It’s so easy to look around at all the other libraries doing sensory story times and think, so is that all there is to it? I’ll hop on the bandwagon and do a sensory storytime too. Ah, check! Requirement fulfilled, I can move on because now because I’m serving a unique population, so I don’t have to do anything else. Hey, not so fast buddy! You can do more. You should do more. You’re probably forgetting some underserved population that could be of benefit to your library programming talents. In fact, you’re probably missing some key demographic that’s right under your nose. The beauty of it is, you don’t necessarily have to design a unique program or service either. So look around, some groups are out there waiting for you to include them in your wonderful family storytime, library game night or summer reading/learning program. So, what is a special population anyway? A special population is one that is underserved by your library. Remember, we want all children and families to feel welcome and have access to all of the programs, services, and materials in our libraries.
Have you ever thought about making sure that you have resources for homeschoolers for instance? Or that you whip up a quick flyer inviting them to use your space during the day. How about making sure that parents with active children have a place to have a timeout or that there are active learning materials out of for those families with very young children who wouldn’t otherwise stay at the library because they feel like the library is a bastion of solitude. Many of our spaces are play-centric now, and families just need to be told, hey it’s okay to play and be a little noisy.

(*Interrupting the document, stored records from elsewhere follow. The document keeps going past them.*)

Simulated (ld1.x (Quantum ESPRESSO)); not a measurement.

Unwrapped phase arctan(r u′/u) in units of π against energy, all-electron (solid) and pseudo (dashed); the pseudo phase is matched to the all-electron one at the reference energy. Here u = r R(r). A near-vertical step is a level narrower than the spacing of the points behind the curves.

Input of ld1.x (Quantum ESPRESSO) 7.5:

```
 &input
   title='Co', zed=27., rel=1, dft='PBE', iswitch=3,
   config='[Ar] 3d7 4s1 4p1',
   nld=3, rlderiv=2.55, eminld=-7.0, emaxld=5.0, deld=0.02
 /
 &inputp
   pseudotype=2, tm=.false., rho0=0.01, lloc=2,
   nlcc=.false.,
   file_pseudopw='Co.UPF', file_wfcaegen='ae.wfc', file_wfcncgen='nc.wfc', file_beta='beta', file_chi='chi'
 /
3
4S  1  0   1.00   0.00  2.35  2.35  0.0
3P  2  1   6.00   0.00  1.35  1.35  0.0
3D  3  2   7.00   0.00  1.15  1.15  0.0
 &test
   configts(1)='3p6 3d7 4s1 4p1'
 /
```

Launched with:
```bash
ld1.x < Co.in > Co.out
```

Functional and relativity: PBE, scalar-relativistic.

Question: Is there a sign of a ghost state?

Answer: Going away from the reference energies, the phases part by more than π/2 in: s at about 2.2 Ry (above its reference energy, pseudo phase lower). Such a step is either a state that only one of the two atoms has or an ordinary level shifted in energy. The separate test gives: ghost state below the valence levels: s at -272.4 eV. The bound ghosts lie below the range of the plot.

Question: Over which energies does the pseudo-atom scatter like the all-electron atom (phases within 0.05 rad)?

Maybe you develop a playgroup just for those families so that they can take advantage of their toddlers’ innate talent to dice it up a bit.
Perhaps you purchase books in Urdu to make available to a spike in an immigrant population in your area. Maybe you partner with an organization to come in and do a parent education workshop and a ‘Mommy and Me’ storytime for teen mothers. These are just a smattering of ideas that you could employ today to make your library relevant and hip to everyone. Refer to the ALSC Library Service to Special Population Children and their Caregivers: A Toolkit for Librarians and Library Workers as a resource and training tool for yourself and newly minted library personnel.
Always keep in mind that a little goes a long way towards making sure that all families feel welcome in your library because that’s the name of the game when we’re talking about special populations, a welcoming and tolerant atmosphere! There are countless ways to get involved in the inclusiveness arena. Inclusivity is not just about families with children on the spectrum. It’s about all of us! So remember always to be on the lookout for the little guy or gal or person because they’re everywhere!